Bain will discuss forest biosecurity and trade with emphasis on the South Pacific.
Frances Seymour, Director General – Center for International Forestry Research
Linking Local to Global
Prior to becoming CIFOR’s Director General, Ms. Seymour founded and directed the Institutions and Governance Program at the World Resources Institute, where she guided the launch of The Access Initiative, a coalition promoting citizen involvement in environment-related decisions. She previously served as Director of Development Assistance Policy at World Wildlife Fund, spent five years in Indonesia with the Ford Foundation and has served on numerous boards and advisory committees, including those of World Neighbors, the African Centre for Technology Studies, and the Center for Biodiversity and Indigenous Knowledge in China. Ms. Seymour will discuss linking local to global challenges.
Robert (Robin) M. Jolley, Chief Executive Officer/Director, Investment Services – American Forest Management
Fitting All the Pieces in a Global Marketplace
AFM is one of the largest forest consulting and real estate brokerage firms in the US. They manage more than 4.5 million acres of privately owned timberland and provide a complete range of forestry services.
Jolley brings 35 years of experience to his position as Chief Executive Officer/Director, Investment Services. He oversees AFM core operations including timberland acquisition and sales services, due diligence services, environmental assessment and investment services. His experience includes 19 years with Scott Paper Company where his duties involved land management, technical services, procurement and marine fleet, and export operations; 5 years with Potlatch as Resource Manager and as Vice President of Operations. In 1999, he joined Canal Forest Resources as President. Robin earned his BS from Catawba College and his Master of Forestry from Duke University. Robin is a member of the Forest Resources Association, the Society of American Foresters and the North Carolina Forestry Association.

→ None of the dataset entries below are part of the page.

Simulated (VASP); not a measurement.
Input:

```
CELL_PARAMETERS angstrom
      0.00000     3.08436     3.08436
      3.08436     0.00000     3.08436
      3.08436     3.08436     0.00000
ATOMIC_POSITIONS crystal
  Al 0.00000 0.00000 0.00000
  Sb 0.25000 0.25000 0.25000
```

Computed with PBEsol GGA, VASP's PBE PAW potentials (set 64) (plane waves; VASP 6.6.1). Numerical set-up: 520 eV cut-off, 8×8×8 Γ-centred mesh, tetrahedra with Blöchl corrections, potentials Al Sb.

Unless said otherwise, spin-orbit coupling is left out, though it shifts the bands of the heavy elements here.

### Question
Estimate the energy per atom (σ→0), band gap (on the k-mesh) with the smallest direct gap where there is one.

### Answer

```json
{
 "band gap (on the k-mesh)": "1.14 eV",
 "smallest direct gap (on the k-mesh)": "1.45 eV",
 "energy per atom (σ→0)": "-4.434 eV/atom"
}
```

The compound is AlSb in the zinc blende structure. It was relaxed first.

Jolley will discuss ways that technology can support and enhance the practice of 21st century forest management.
Marvin (Ray) Risco, President, Weyerhaeuser Solutions, Inc. and Vice President, International Timberlands, has over two decades experience operating international businesses in executive, general management, and financial roles. Currently, Ray is responsible for launching and leading the new Weyerhaeuser Solutions, a consulting and management business, focused on proprietary technical timberlands products, forestry consulting services and alternative energy, including biomass procurement and supply, wind and geothermal energy. In addition, Ray is responsible for Weyerhaeuser's International Timberlands Operations, including strategic direction setting, mergers and acquisitions, and managing the international forest products operations. Weyerhaeuser's International operations encompass manufacturing in Uruguay and Brazil, timberlands in Asia and South America, distribution and sales in Europe, Asia and the Americas. Prior to joining Weyerhaeuser in 1998, Ray worked for ARCO and Gillette in various US and international roles, primarily focused in financial leadership roles. Ray is fluent in English and Spanish, conversational in Portuguese and has managed businesses in North America, South America, Asia and Europe. Ray attained his MBA from Pepperdine University and his BA degree with a double major in Accounting and Business Administration from Vanguard University.